Some teachers do not permit students to take home textbooks because they fear that the textbooks will be lost. In the 2011-2012 school year the school passed out older textbooks on government stating that George H. W. Bush was the President of the United States when the current president was Barack Obama.

Carr said that “students like” LaToysha Brown, a Gentry student quoted in Carr’s 2012 article, said that “the poor scores are at least partly because the school lacks the resources it needs to be successful.”

The school uses paddling, a form of corporal punishment, to correct student misbehavior. In 2012 Earl Watkins, the conservator appointed by the State of Mississippi to oversee the Indianola School District, said that “Because corporal punishment has been a practice for many years in the district, professional development must precede the reduction/phase-out of it.” He said that teachers had been taught other disciplining strategies.
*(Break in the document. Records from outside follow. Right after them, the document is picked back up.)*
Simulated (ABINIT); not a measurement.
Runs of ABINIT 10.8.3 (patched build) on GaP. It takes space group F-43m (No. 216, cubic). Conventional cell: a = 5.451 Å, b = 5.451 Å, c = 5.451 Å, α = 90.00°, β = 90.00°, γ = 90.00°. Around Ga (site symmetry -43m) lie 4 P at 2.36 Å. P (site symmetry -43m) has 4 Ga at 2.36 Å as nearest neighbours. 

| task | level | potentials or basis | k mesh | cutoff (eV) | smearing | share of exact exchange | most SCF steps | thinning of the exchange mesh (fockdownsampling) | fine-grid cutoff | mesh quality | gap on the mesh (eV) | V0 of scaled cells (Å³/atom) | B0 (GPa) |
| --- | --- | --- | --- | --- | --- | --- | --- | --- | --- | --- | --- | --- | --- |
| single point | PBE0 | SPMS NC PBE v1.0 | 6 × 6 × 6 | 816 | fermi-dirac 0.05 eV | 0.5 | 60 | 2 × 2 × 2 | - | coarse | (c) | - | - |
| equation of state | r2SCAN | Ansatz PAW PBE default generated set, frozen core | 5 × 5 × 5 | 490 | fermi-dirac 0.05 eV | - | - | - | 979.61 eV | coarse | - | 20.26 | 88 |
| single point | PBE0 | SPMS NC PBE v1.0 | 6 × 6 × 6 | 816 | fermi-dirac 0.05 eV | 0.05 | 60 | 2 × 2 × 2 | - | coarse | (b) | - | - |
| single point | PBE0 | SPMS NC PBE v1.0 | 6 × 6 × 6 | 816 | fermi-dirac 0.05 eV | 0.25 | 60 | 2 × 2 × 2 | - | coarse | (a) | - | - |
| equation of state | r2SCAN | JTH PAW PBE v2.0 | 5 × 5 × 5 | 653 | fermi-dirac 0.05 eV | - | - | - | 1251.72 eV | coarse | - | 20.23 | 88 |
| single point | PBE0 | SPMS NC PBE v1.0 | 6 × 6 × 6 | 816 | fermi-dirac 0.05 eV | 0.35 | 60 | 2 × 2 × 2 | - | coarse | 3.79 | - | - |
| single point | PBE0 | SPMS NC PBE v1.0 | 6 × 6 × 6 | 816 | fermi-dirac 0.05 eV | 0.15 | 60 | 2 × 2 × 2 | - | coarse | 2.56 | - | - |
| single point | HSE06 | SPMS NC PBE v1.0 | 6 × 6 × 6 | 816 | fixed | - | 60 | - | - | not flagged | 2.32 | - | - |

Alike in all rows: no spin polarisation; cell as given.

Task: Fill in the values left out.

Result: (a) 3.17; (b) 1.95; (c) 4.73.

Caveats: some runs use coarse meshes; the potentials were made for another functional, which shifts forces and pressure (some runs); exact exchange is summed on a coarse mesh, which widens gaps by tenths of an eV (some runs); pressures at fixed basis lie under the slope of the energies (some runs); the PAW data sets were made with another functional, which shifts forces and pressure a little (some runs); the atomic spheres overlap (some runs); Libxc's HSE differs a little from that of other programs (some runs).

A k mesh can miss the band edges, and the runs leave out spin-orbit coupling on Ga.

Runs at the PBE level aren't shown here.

Primus Apolonio, a Gentry student, said in 2012 that, as paraphrased by Sarah Carr of The Atlantic, “poorly behaved students also keep Gentry down — partly by scaring away the teachers.” He explained that “The students are disrespectful to the point where the teachers don’t stay. And the school [administration] does not do anything but paddle them and send them back to class.” Apolonio said that the lack of resources contributes to the discipline issues, explaining that “During the winter it gets cold and the heaters don’t work in the classrooms. Of course the kids are going to get more disruptive.”

There were six Teach for America teachers brought into the school in the fall of 2011. Normally Teach for America teachers make two year commitments. According to Gentry employees, five left after one year because, as paraphrased by Carr, “for personal reasons, or because of frustration with the job.”

Gentry and the area private school Indianola Academy do not play each other in interscholastic athletics.